Shortcuts

SLURMEnvironment

class lightning.pytorch.plugins.environments.SLURMEnvironment(auto_requeue=True, requeue_signal=None)[소스]

기반 클래스: lightning.fabric.plugins.environments.cluster_environment.ClusterEnvironment

Cluster environment for training on a cluster managed by SLURM.

매개변수
  • auto_requeue (bool) – Whether automatic job resubmission is enabled or not. How and under which conditions a job gets rescheduled gets determined by the owner of this plugin.

  • requeue_signal (Optional[Signals]) – The signal that SLURM will send to indicate that the job should be requeued. Defaults to SIGUSR1 on Unix.

static detect()[소스]

Returns True if the current process was launched on a SLURM cluster.

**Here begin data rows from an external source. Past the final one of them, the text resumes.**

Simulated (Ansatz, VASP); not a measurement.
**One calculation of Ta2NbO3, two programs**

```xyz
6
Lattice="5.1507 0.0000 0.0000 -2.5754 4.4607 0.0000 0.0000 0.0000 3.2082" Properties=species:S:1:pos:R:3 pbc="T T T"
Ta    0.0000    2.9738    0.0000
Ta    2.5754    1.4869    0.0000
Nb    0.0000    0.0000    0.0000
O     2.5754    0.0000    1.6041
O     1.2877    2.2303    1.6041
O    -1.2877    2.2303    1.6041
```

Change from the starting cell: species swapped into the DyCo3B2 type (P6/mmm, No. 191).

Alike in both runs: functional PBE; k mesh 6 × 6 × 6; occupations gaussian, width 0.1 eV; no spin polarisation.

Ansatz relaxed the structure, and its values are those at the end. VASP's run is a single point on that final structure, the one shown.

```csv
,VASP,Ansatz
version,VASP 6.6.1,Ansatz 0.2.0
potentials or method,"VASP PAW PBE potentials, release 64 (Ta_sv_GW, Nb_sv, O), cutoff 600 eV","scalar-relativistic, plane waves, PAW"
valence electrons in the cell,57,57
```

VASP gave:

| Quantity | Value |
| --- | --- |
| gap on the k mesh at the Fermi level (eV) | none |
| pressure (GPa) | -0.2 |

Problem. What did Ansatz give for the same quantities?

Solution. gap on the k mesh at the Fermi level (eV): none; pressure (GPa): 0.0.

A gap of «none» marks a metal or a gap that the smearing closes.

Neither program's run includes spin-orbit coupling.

It is possible to use the SLURM scheduler to request resources and then launch processes manually using a different environment. For this, the user can set the job name in SLURM to ‘bash’ or ‘interactive’ (srun –job- name=interactive). This will then avoid the detection of SLURMEnvironment and another environment can be detected automatically.

반환 형식

bool

global_rank()[소스]

The rank (index) of the currently running process across all nodes and devices.

반환 형식

int

local_rank()[소스]

The rank (index) of the currently running process inside of the current node.

반환 형식

int

node_rank()[소스]

The rank (index) of the node on which the current process runs.

반환 형식

int

static resolve_root_node_address(nodes)[소스]

The node selection format in SLURM supports several formats.

This function selects the first host name from

  • a space-separated list of host names, e.g., ‘host0 host1 host3’ yields ‘host0’ as the root

  • a comma-separated list of host names, e.g., ‘host0,host1,host3’ yields ‘host0’ as the root

  • the range notation with brackets, e.g., ‘host[5-9]’ yields ‘host5’ as the root

반환 형식

str

world_size()[소스]

The number of processes across all devices and nodes.

반환 형식

int

property creates_processes_externally: bool

Whether the environment creates the subprocesses or not.

반환 형식

bool

property main_address: str

The main address through which all processes connect and communicate.

반환 형식

str

property main_port: int

An open and configured port in the main node through which all processes communicate.

반환 형식

int